Women especially have been forced to perform this low-maintenance beauty, low-effort vibes, never too emotional, never asking for too much “act”, it’s what society expects from us. The messy era? It’s the rebellion. It’s women saying, “Actually, I am stressed, I am loud, and no, I’m not pretending everything is fine.” The cool girl act took emotional labor. The messy girl takes none. This shift isn’t immaturity, it’s finally allowing ourselves to be real. We’re not girls anymore; we’re women who are done pretending.
(Sourced from Unsplash, by Bùi Hoàng Long)
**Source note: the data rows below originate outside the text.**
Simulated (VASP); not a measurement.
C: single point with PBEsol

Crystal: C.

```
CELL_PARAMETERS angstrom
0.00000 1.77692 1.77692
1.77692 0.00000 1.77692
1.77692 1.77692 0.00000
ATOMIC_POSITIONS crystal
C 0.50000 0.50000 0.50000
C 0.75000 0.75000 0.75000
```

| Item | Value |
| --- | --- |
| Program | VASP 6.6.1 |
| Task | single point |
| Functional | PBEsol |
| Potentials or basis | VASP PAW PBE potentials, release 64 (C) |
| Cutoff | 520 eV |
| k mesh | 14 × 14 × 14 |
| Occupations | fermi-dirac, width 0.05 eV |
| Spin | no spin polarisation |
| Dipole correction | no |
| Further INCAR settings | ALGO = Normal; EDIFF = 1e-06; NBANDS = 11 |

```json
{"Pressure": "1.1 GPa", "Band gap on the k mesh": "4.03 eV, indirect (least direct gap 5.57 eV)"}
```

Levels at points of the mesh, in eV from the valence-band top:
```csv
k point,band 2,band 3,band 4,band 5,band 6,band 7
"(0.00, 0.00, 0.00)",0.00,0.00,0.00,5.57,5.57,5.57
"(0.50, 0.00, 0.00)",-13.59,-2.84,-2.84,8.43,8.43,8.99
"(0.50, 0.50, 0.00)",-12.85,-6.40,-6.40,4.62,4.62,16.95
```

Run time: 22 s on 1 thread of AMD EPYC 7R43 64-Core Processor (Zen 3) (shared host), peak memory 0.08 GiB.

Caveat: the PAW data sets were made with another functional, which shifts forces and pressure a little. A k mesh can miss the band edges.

And what makes this trend feel so authentic? Brands can’t package it…at least not yet. Clean girl was a marketer’s dream: beige palettes, simple routines, universally flattering everything. Messiness is different. It’s personal and unpredictable. You can’t sell a “how to be chaotic” starter pack. That individuality is exactly why the trend feels like it actually came from us, not from a brand strategy meeting.
The messy girl aesthetic isn’t about giving up, either. It’s about intentional imperfection. It’s the vibe of looking like you didn’t try, but still having a point of view. Think: smudged eyeliner from last night, gloss half gone, hair thrown into a claw clip or left wild and natural. Layered tanks, oversized jackets, bedhead, mismatched jewelry, low-rise jeans, clothes that look like they’ve lived a life. It’s curated chaos. It says, “I’m living, not posing.” It’s style without the stress, softness without shame.
And honestly, the rise of the messy girl era feels bigger than a trend. It’s a cultural reset. We’re choosing honesty over performance, chaos over repression, presence over perfection. We’re done sanding down our edges just to appear put-together. The messy girl aesthetic lets us exist as we actually are, emotional, imperfect, expressive, and unfiltered. In a world that’s constantly spinning, embracing the mess isn’t losing control. It’s taking it back.
Sometimes the most radical thing you can do is show up as yourself, unapologetically and beautifully messy.